Many countries lack integrated transportation system plans and infrastructures which would coordinate all means of transport to satisfy the needs of development. Road and rail networks are inadequate; and if inland waterways exist their use may be primitive if they are used at all. In developed countries, the proportion of road to rail transport is not always economical; and in the large metropolitan areas, public passenger transportation systems do not meet the needs of the increasingly densely populated and trafficked urban centres.
To a large degree, road transportation networks are slow to develop because of unfavourable financial and taxing policies, undue favour to railways to carry government sector cargoes, inefficient operations of trucking companies, lack of qualified personnel, inadequate maintenance of physical infrastructure, malpractices and inefficiency of government administrations, rapid changes in technology in developed countries often means spare parts are not available, and high cost of fuels.
Secondary industry is particularly vulnerable to transportation difficulties, for the actual manufacturing process is often no more than a brief act of separation, synthesis or transformation preceded by the lengthy operation of assembling raw materials and fuel and followed by the distribution of the product to its multiple consumers. Economic secondary production consists very largely in the correct choice of a location which will minimize the combined costs of assembly and distribution, and is thus very dependent upon the availability, cost and effectiveness of the transportation system.
In many of the less developed countries, transport difficulties have been a major force tending to inhibit industrialization altogether. In others, transport difficulties have tended to reinforce those centripetal influences making for industrial concentration, often in coast cities with ports that provide an important transport link with the outside world. In most of the developing countries that have been undergoing industrial expansion in recent years, transport has tended to become a bottleneck, retarding the pace of further development.

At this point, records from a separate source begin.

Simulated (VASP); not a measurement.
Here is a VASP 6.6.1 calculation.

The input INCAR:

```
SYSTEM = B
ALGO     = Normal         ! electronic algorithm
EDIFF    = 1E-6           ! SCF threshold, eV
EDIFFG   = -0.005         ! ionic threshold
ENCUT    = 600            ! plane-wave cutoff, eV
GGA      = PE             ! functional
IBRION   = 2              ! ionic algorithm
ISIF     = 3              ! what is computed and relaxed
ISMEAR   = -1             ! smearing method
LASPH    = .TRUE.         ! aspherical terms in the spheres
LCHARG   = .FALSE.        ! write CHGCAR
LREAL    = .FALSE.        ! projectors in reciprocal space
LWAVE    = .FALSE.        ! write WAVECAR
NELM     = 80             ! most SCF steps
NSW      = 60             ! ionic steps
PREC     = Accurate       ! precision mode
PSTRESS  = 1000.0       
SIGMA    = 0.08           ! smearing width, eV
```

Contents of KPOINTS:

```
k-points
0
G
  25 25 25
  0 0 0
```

This problem is seen in its most striking form in countries such as Afghanistan, Bolivia, Lesotho and Nepal, where terrain reaches up to the highest mountains in the world and makes road construction extremely costly. In such places the high cost of construction is very slowly offset by the economic returns from villages which are set far apart, even though some may be situated in very fertile land, have fine stands of timber or possess other good natural resources. Another difficulty is that many developing countries cannot afford, and perhaps do not need, the sophisticated vehicles of Northern manufacture, although simpler, less expensive, locally designed and manufactured vehicles would also create a demand for adequate roads and highway networks. While developing nations have invested from 15 to 35% of their national budgets to transportation infrastructure, of which three-quarters was spent on roads the networks are only growing at a rate of 0.2 to 9.5% in length. The density of road networks in developing countries is only about 10% of developed countries.
Impeding the flow of services, goods and people impedes development in the expanded context within which people presently operate. Both goods and people must move freely and rapidly if local socio-economic development is to move beyond the stage of a good idea. This flow must occur among villages, and between the village and the province, the village and the nation, and the village and the world. Meanwhile, it is easier for many to travel to the national capital than it is to journey to the opposite side of the district. When local people discuss with concern the width and surface of the roads, they are pointing to something far beyond what they are able to articulate. Such matters are vitally related to market utility, personal relations and emergency health care. Rural development will not occur if the time and energy drain, the sense of isolation – of being cut off or left out – and the anxiety over emergencies that the modern world creates are not dealt with directly and soon.